Aggregation
When you combine data from many different sources or times in order to lower the possibility of a single individual being identified.
Augment
When a machine, software, or function extends a person’s abilities or potential while maintaining their agency.
Automate
When a machine, software, or function performs a task without user involvement.
Binary Classification
Binary classification: when an ML model predicts if an example falls into one category or another based on a set of features.
Classification
When a machine learning model identifies an object. In response to an identification question, the simplest classification is “yes” or “no”. For example, if a model was shown a picture of a cat, it could classify it as “Cat”, or “Not a cat”. More complex classifications are sorting items into one of several groups.

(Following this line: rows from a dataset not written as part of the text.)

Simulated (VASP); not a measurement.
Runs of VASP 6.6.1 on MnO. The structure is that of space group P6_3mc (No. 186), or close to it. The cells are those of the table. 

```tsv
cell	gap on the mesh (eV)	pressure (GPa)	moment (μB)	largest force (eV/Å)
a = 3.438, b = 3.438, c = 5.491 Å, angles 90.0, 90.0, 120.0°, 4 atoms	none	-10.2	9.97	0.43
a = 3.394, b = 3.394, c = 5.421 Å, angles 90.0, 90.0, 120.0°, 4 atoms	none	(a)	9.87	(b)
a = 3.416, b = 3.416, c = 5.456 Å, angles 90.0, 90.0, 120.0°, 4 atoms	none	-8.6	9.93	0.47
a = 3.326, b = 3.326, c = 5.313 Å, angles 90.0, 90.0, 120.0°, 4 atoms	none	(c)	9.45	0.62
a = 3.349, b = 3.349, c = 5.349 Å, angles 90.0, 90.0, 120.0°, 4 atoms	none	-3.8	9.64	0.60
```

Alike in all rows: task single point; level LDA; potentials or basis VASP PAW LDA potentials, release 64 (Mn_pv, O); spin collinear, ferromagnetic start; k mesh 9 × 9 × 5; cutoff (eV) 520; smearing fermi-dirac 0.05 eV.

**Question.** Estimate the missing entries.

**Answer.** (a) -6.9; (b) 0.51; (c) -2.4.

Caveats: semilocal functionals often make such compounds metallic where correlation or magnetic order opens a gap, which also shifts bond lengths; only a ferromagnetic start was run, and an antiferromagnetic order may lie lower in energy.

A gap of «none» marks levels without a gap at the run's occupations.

Confidence Level, Model Confidence
The confidence level for a model is a statistical measure of how certain a prediction or outcome is.
Context Errors
Situations when the product output doesn’t make sense in the user’s current context. Often, this output is perceived as irrelevant by the user.
Counterfactuals
Rationale for why something is classified as not within the given class. Usually in the form of a statement of how the world would have to be different for a desirable outcome to occur.
Data Cascades
Compounding events that cause negative, downstream effects from data issues, and result in technical debt over time.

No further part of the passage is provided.